The World Cup 2010. Massive amounts of media dollars spent by a few big brands wanting to associate themselves with the beautiful game and getting some exclusive media rights to the tournament. For every other brand the challenge is to punk them without the need to be an official sponsor. Nike have pretty much done this already with their Write the Future campaign and despite the cool Adidas Originals Star Wars mash up, most of Adidas’ publicity has been about THAT ball.
And then there’s the official alcohol brand. Budweiser have spent gazillions to be FIFA’s drinking buddy and I’m still a little gobsmacked when I see some people in the crowd clutching a bottle. There’s a good reason it’s banned in stadiums over here, not entirely sure why it’s not over there. Anyway, I digress.

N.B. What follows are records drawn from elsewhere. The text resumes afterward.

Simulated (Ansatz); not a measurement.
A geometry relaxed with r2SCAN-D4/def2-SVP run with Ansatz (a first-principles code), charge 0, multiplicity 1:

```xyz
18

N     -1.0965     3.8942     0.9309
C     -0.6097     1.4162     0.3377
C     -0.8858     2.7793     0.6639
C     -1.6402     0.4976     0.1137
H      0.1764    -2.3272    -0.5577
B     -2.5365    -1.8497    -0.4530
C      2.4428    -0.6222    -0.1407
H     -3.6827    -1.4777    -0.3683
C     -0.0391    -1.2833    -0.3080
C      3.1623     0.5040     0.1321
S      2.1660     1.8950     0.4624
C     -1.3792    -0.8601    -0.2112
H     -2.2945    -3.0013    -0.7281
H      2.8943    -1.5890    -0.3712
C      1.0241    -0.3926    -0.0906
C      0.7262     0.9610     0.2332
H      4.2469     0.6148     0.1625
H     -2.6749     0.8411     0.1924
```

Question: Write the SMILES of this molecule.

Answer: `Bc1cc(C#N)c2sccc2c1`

How do you ambush the Bud party, get yourself noticed and talked about?
1) Buy a load of tickets of an ex Wimbledon player who has somehow managed to get to the World Cup as a pundit – and subsequently been fired for his lack of ability to keep his ticket allocation to family and friends (and with the best headline so far from The Sun – tout of Africa). If only it was Mick McCarthy, is he the dullest man in the universe?
2) Hire a harem of hot, blonde, Dutch girls.
3) Dress them in matching orange mini-dresses and give them the match tickets to the Holland game.
4) Rely on TV camera crews to pick up on hot, blonde, Dutch girls in short dresses and let the lingering camera shots do the rest. Bonus points if the game is dull and therefore more crowd footage.
5) People will go “phwoooar, look at them! Why are they dressed all the same?” Google becomes your friend. Voila, everyone knows it’s for Dutch beer Bavaria. And they’ve done it before.
Hurrah! Job done. Girls in newspapers everywhere, brand gets noticed, Bud punk’d, less money spent. Everyone loves you.
Except in this case, FIFA and Bud didn’t like being punk’d. They got mad, they got the girls evicted (somewhat expected) and then the organisers arrested (most unexpected)! The world has gone mad. Sure they want to protect their investment but there was no overt branding on the dresses. No one really has a clue what Bavaria beer is still. This just makes Bud and FIFA look like dorks. Shame on them.
But good for Bavaria – they’re planning on more stunts with different colour dresses. Perhaps this World Cup will get interesting at last. Especially if Mick has been generous with his tickets.
Who wants to drink Bud with football anyway? I’d rather have a bevy of hot girls in orange dresses any day.